Europe’s big nations remained non-committal

The European Commission was left with no option but to extend the licence of glyphosate by 18 months after major member states—France, Germany and Italy—abstained from voting on the issue. The Commission had proposed to extend the authorisation of glyphosate until the European Chemicals Agency could present its own assessment of the effects of the chemical.

Germany abstained from voting with its own government being split over the use of glyphosate. France’s environment minister Ségolène Royal had openly declared that the country would “hold firm against glyphosate”, but stayed away from the vote. Malta was the only country to vote against the proposal and those that voted in favour of the extension were not enough to fulfill the 55 per cent population threshold. With no clear decision, the Commission had to go ahead with the extension.
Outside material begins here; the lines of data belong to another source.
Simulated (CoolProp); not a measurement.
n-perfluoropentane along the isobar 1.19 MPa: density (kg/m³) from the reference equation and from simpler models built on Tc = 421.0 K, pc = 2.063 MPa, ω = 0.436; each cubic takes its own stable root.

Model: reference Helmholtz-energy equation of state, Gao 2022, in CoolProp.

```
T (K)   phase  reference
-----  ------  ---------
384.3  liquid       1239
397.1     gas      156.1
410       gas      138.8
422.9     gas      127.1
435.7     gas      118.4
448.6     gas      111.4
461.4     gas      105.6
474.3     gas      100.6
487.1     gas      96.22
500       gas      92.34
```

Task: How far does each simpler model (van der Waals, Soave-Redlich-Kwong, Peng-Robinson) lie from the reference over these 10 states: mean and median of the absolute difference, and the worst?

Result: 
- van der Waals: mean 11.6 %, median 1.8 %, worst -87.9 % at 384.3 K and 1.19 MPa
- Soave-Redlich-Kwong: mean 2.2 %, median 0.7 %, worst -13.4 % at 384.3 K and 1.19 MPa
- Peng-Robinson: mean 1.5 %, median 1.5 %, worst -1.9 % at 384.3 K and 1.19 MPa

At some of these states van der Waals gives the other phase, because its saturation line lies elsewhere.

The extension has sparked an outcry among activists and organisations opposed to glyphosate. “This reckless decision was driven by a Commission that has lost touch with European citizens, quietly backed by many national governments,” said Greenpeace, an international environmental non-profit. It called on the European Commission and EU member states to start preparing a glyphosate exit plan as soon as possible.

Monsanto, on its part, has expressed disappointment that the Commission gave only a temporary extension. “Glyphosate meets or exceeds all requirements for renewal under European law and regulation. The overwhelming majority of scientific evidence and the EU’s own regulatory agencies have declared glyphosate safe for use,” said Philip W Miller, Monsanto’s vice president of global regulatory and governmental affairs, in a statement. “Monsanto urges the European Commission to present without further undue delays a proposal for a full renewal under the regulatory framework.”

Bernstein senior analyst Jonas Oxgaard had estimated that Monsanto could lose up to US $100 million in earnings if the EU were to halt glyphosate sales, according to a Reuters report.